A Noisy Internet and the Rise of Trusted Networks
A hopeful path as the open internet degrades
Driven by the rapid advancement and declining costs of artificial intelligence, the open internet is becoming less useful as a discovery mechanism. The marginal cost of AI-generated content creation is driving towards zero and the tools to autonomously distribute it are improving, leading to an internet increasingly flooded with AI slop that clutters platforms and inboxes.
The incentive for humans creating and sharing original content will decline as it becomes more challenging to breakthrough the noise and guaranteed to be scraped by AI models for further training. A doom-loop emerges: AI-generated content proliferates, authentic human content recedes, and the open internet gradually becomes less authentic and useful—a phenomenon sometimes referred to as the “dead internet.”
In response, users may migrate towards trusted, smaller networks characterized by stronger identity verification and selective or gated access. We’ve seen early evidence of this trend across social media (to private messaging)1, forums (to invite-only communities), and ecommerce (to group-buying, live-streaming, and DTC storefronts). While these shifts point to a broader movement, large segments of the internet remain unchanged and vulnerable to degradation from unchecked AI content.
Degradation is the most benign interpretation of what is currently taking place. The internet as a mechanism for predatory behavior is growing rapidly as crime organizations professionalize. AI supercharges this challenge. Sue-Lin Wong (The Economist) has done excellent reporting on internet fraud. Please read or listen to her Scam Inc series and share it with anyone for whom you care.
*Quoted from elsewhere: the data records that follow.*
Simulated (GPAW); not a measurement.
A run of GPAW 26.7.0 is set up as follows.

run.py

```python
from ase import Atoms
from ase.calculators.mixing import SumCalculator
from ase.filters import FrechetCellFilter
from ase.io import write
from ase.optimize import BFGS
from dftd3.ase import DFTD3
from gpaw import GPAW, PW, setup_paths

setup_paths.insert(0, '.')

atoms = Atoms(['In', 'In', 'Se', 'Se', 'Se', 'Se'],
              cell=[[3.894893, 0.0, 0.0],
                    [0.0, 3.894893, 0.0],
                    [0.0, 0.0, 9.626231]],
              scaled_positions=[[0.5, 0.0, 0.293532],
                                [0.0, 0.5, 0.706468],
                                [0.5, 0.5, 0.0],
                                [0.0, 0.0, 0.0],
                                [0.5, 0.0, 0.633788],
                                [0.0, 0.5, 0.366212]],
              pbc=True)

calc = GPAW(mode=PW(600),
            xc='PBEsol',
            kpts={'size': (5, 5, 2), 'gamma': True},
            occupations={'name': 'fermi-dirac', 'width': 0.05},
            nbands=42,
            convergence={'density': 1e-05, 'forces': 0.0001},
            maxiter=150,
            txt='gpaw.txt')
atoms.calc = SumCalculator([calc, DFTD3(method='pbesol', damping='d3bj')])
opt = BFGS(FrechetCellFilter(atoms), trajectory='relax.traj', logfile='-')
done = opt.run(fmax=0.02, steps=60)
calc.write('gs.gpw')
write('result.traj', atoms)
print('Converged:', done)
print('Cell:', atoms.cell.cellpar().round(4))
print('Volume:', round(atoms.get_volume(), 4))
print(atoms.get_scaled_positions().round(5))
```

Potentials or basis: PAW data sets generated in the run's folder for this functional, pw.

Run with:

Informal solutions, such as industry Slack groups or private job boards, currently provide interim relief. However, there is a significant opportunity to build businesses around trusted networks, leveraging strong identity verification and targeted, closed-network dynamics. Companies able to offer compelling services within these networks could quickly establish leadership positions, subsequently expanding their offerings into workflow automation, AI-assisted coordination, and vertical-specific software solutions. We believe this is a second-order way to create vertical AI-powered software businesses.
There is enormous potential in companies solving this trust and truth gap and are starting to invest behind this hypothesis. As AI-generated noise increases, trusted networks will become essential infrastructure for preserving discovery-driven value creation.